The long-awaited third LP from Charli XCX is here at last, and nearly half-a-decade of anticipation weighs heavily on the artist and everyone else's expectations.

Charli
Charli XCX
Atlantic
13 September 2019

A single individual consists of a variety of characteristics. In addition to the physical, a person also consists of metaphysical traits, including needs, passions, and experiences. As is the case with any conglomeration, a person’s qualities don’t necessarily harmonize with each other, or they may lay at odds with the world in which they reside. At this point in her career, the individual Charli XCX contains a multitude of public layers: songwriting savant, workaholic, frustrated label signee.

Her much-delayed third LP, Charli, presents the differing sides of what appears to be an even more complicated artist than fans may realize. Like many a working creative, Charli grapples with the paradox of pursuing your passion as a business. Though it features the usual draws of her other projects, the album feels less liberated and more self-conscious in a not-always introspective manner. It seems to consist of pieces that aim not to match but to please, reflecting an immense pressure placed by the expectations of the industry, her fans, and herself.

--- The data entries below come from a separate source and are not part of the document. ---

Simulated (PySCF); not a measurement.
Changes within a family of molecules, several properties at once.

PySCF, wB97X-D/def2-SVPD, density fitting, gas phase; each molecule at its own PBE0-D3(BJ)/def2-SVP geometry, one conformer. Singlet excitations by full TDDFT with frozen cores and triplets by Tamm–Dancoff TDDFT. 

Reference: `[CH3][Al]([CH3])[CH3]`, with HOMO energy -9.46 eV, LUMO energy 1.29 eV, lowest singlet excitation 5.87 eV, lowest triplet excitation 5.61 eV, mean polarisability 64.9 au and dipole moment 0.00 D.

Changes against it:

The relentless vigor of the opening track mirrors Charli XCX’s whirlwind decade in music, a continuous stream of songs as varied as you’d imagine from someone who’s worked with Giorgio Morodor and Kyary Pamyu Pamyu. “Next Level Charli” lies at the end of her 2010s journey from Tumblr to the punk show to hyperkinetic electro raves. Pounding and largely the same note, Charli opens on as much excitement as it does exhaustion. No wonder she immediately Irish goodbyes from the function a song later.

The uncertain atmosphere hinders the album’s climb to the heights of Pop 2 and Vroom Vroom, projects with similar ideas yet much less restraint when enacting them. Compared to the previous compilations’ sense of liberation, Charli sounds at odds with its some of its invested players and parts: the label, the fans, and Charli the artist. Whereas “Roll With Me” rebelliously shrugs off rhyme scheme for repetition, “Thoughts” drawls and drags its feet without caring what it says or sounds like. “Blame It on Your Love”, an unneeded revamp, seems to exists just because her and Lizzo share both a label and rising profiles in the industry.

When its gears click, Charli glides. The chorus of “Warm” bears a striking resemblance to the verses of Tom Petty’s “Free Falling”, whose protagonist could very well be the fuckboy Charli and Haim confront. Charli at cruising velocity, as seen here and “February 2017” which also skates above allegro electro melodies, sounds equal parts heartbroken and liberated. Run, don’t walk, the same mentality that lends “Gone” its catchiness without sacrificing its ethos. By her lonesome, Charli embodies a bit of Chairlift on “Official”, a shimmering encapsulation of a singer-songwriter in a synthetic rather than an acoustic situation.

Many collaborations also succeed because their featured players fit their molds. “Jump in the deep end / Cause deep down you’re d-, dying” rattled off by the Haim sisters carries the same breezy yet clipped magic of “Falling”. Bratty, Mean Girl energy radiates off of “Click” thanks to the indulgent verses lent by Kim Petras and Tommy Cash. Meanwhile, “Shake It” places its collaborators at its forefront. A.G. even gets a bit of shine the way he gilds and submerges Charli’s unyielding verses. Clairo and Yaeji, understated talents that they are, quietly and effectively turn “February 2017” into the perfect closer, a beautiful and unambiguous plead for forgiveness.

But instead of reconciling, Charli finishes with “2099”. The opening Tie Fighter-like droning recalls the finale of prior collaborator SOPHIE’s “Whole New World”. Both Charli and Troye Sivan, thrilled to backtrack on the ill-fitting “1999”, approach the future with less enthusiasm. Given the precarious state of international tensions and climate change, the IRL future looks just as dire, yet most expect music to offer an escape from this reality. It’s telling that for an unabashed pop savant like Charli, it cannot grant her sweet release this time.

However, a bit of hope glimmers earlier on during album standout “Silver Cross”. A moody slice of EDM, it presents Charli as a savior, a personal bomb shelter shielding her partner from the harsh, metallic synths which envelop them. Amid the noise, she pledges to “never let you go”, which is more poignant than any other promise made on Charli. The din could be the real world; it could also be the pop machine her collaborators say she seeks to disrupt from the inside. Caught in their throes, Charli XCX still has enough faith in herself to save you and, as they say, music.